Links to all posts in the series to which this post belongs are in the introductory post.
My last several posts described research relating health insurance to labor market participation. That’s one vector for job lock—health insurance incentivizing entering or staying in the labor force. But there’s another, and more commonly studied, vector for job lock—staying with a particular firm for the coverage it offers, stifling job mobility (aka, affecting job choice or job turnover).
Gruber and Madrian surveyed 18 papers in this area, finding a mixed literature. Six studies found statistically significant results consistent with job lock. Six returned only statistically insignificant results. Results in six other studies were mixed or could not be evaluated.
A principal challenge in the study of the effect of health insurance on job mobility is that it’s difficult to disentangle whether someone has declined to switch jobs because of health insurance or, instead, because of other job-related factors. Confounding arises because some job-related factors (e.g., other benefits) are correlated with the availability of employer-sponsored insurance. If an employee stays at a firm that offers ESI, is that because he prefers the other benefits of working at that firm? Or because of the ESI? How could you tell?
The identification strategy pursued in almost all of the other analyses of job turnover has been to compare the probability of job departure or turnover of otherwise observationally equivalent employees who differ only in the value that they are likely to place on a current employer’s health insurance policy. Various measures of the value of health insurance have been used. These include: [1] Health insurance coverage from a source other than one’s current employer, most often through a spouse or some sort of continuation coverage such as COBRA; [2] Family size; [3] Health conditions; [4] Health status. [References to papers employing each of these measures omitted.]
These approaches have their strengths, but no study is ideal; the authors discuss various limitations of work in this area (omitted here for brevity). However, one 1994 paper by the two authors is singled out as particularly strong because it “uses a completely exogenous source of non-own-employment based health insurance.” The study exploited variations in state laws that mandated continued access to employer-provided health insurance for the non-employed (state laws akin to COBRA). They found that continuation coverage increased turnover by 10% and interpret it as a lower bound because the high cost of continuation coverage policies make it unlikely that the state laws fully alleviated job lock.
Gruber and Madrian summarize the disparate findings in this area by using them to bracket the likely size of job lock. Their own work based on continuation coverage policies provides a lower bound, while work based on spousal insurance coverage provides an upper bound.
Our view is that the approach of using alternative sources of insurance is more credible. Both approaches suffer from potential endogeneity problems, but the health/expected expenditures approach has a host of additional difficulties that do not arise with the alternative insurance approach. Moreover, within this alternative insurance approach the research by Gruber and Madrian (1994) provides an estimate which is likely free of endogeneity bias, by using variation in state and federal continuation of coverage mandates. So a conservative approach to reading this literature would be to take the results of Gruber and Madrian (1994) identified from continuation of coverage laws as providing as lower bound 10% estimate of the magnitude of job-lock, and the results from the spousal insurance approach as providing an upper bound estimate of 25-35% (Madrian, 1994b; Buchmueller and Valletta, 1996). [Links added.]

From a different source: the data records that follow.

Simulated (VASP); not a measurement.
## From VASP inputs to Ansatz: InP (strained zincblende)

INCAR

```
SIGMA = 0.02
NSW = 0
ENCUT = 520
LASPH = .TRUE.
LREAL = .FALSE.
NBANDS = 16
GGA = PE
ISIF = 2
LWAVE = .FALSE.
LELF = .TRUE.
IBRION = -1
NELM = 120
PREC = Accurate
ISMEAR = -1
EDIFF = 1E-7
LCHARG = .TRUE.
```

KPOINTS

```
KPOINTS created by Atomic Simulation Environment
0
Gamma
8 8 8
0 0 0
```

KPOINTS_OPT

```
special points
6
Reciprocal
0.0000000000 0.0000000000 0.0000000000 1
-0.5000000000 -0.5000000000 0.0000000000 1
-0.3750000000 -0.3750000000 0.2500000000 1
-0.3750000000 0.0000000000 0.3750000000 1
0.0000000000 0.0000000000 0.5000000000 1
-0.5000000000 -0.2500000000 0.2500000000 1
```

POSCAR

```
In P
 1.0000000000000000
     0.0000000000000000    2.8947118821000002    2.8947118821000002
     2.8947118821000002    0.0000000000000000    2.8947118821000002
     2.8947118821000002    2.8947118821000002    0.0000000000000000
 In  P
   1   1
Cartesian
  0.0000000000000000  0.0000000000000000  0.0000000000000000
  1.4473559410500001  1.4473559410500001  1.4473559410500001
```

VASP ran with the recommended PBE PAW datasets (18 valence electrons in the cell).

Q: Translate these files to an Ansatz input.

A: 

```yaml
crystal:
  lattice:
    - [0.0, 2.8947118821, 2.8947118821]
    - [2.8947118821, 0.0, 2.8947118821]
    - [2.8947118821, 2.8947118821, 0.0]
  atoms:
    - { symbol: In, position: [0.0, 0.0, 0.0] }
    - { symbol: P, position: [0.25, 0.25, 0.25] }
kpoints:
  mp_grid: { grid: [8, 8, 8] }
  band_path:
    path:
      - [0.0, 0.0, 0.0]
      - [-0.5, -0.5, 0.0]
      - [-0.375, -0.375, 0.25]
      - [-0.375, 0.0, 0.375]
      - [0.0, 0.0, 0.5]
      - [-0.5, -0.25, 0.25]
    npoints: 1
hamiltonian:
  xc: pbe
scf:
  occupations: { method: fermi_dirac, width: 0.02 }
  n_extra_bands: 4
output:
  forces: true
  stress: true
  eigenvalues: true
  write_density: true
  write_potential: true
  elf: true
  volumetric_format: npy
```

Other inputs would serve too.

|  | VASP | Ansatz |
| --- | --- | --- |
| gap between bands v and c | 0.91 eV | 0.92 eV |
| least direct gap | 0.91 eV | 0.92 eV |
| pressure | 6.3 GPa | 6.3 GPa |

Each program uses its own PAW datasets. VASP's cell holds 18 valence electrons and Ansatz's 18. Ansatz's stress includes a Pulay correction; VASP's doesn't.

GAO (2011) reviewed studies from 2001-2011 and found most consistent with job lock including Adams (2004) and Gilleskie et al. (2002). The former found that among 25-55 year old, married men, ESI reduces job mobility by 22.5% for those without alternative coverage. The latter, that among 24-35 year old, married males, ESI reduces job mobility by 10-15%.
Despite their potential methodological weaknesses, many (though a minority) of studies of the effect of health insurance on job mobility did not find consistent, statistically significant results indicating job lock. If one was motivated to argue against job lock, this is where one should look, though it requires willfully ignoring the majority of studies that do find a statistically significant job lock effect. Of course, it’s important to keep in mind that the effect of health insurance on job mobility is only one kind of job lock. It tells you nothing about its effect on labor force participation, covered earlier in the series.